All Articles

Data Filters for IoT devices

Tl;dr

I wake up the fitness tracker once every 30s, it can receive 60 measurements from the Accelerometer sensor and I don’t have memory space to log all the measurements.


In this blog post I will try to explore what data filters are more representative of a population, depending on what we are looking for.

For example, the mean and the variance can give you an idea of the representation of the data, with a minimum data size, instead of sending 30 data items , you will only send 2 data items (the mean and the variance).

So what are the properties we can keep in this data?

It depends on our main query:

  • In case we want to know if a certain data exists, we use a Bloom Filter.
  • In case where we are looking for outliers we will keep some of them.
  • In case we are searching for patterns we can:
    • Derive data to find when it increases and when it decreases.
    • Cluster data using a Similarity function, and report on characteristics of the clusters.
    • Compress the data by removing redundant data.
    • Represent the data using a Model, like Markov Chain.
  • Other data may include : min, max, mean, variance, median, mad, Mod z-score, etc.

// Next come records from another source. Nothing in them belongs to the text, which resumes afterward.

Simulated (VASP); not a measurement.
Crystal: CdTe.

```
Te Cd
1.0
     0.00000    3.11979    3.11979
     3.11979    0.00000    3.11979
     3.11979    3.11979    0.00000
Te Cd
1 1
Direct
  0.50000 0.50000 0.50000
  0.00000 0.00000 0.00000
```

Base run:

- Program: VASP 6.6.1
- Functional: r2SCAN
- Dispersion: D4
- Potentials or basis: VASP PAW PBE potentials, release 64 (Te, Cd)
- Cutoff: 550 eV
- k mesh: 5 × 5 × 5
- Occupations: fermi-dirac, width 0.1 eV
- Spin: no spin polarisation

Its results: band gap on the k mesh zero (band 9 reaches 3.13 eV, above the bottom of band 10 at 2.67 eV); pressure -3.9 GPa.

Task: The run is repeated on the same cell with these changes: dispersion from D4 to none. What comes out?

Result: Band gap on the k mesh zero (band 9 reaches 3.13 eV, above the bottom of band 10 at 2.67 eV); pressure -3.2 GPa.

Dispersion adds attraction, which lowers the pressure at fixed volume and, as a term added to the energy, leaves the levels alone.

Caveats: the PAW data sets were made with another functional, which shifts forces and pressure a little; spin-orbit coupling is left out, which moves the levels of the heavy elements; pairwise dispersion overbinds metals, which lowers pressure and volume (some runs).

My favorite ones are : the Mod z-score for outliers detection, mean and features (I will write about that later - Be the first to know).

The utility

  1. Compress the data. In IoT, the host (Main Unit) can get a lot of data from the sensors ( eg: Accelerometer, GPS, …), it has a small memory (16MB in average), so you have to optimize what you want to store:

    • Using the Accelerometer data, I wanted to know which side of the fitness tracker was facing up. The data raw data has 3 axes of two bytes each. So I ended up with a simple data composed of 3 bits to represent the 6 faces. Moreover, if the face won’t change, then, don’t report.
  2. Privacy by design. Using filters at the very beginning, means you get only what you need, and you don’t expose the user data for other adversaries.

  3. Real time decisions. Filters can give you a simple data formats upon which, you can make decisions in the IoT device itself, here are some examples :

    • When the Accelerometer detects motion, then, activate GPS. This can be found as a hardware feature called WOR (Wake on Motion) implemented inside the Accelerometer itself using the DMP(Digital Motion Processor), their aim is to offload the host processor (Only consuming 68uA instead of 10mA).

    • When the GPS locations are on the same place for a long time, then, deactivate GPS.

Finally, here is my wish, all of this would be simpler with the ReactiveX library, as it has its pre-built data reducers called Observable Operators, where you can apply operators ( eg:Debounce, Reduce, Distinct). My only wish is to find a simple C implementation with the Amazon FreeRTOS, it would simplify the design of all the operations (Observe => Map => Filter => Combine), and give us a normalized way to solve these problems and communicate around it.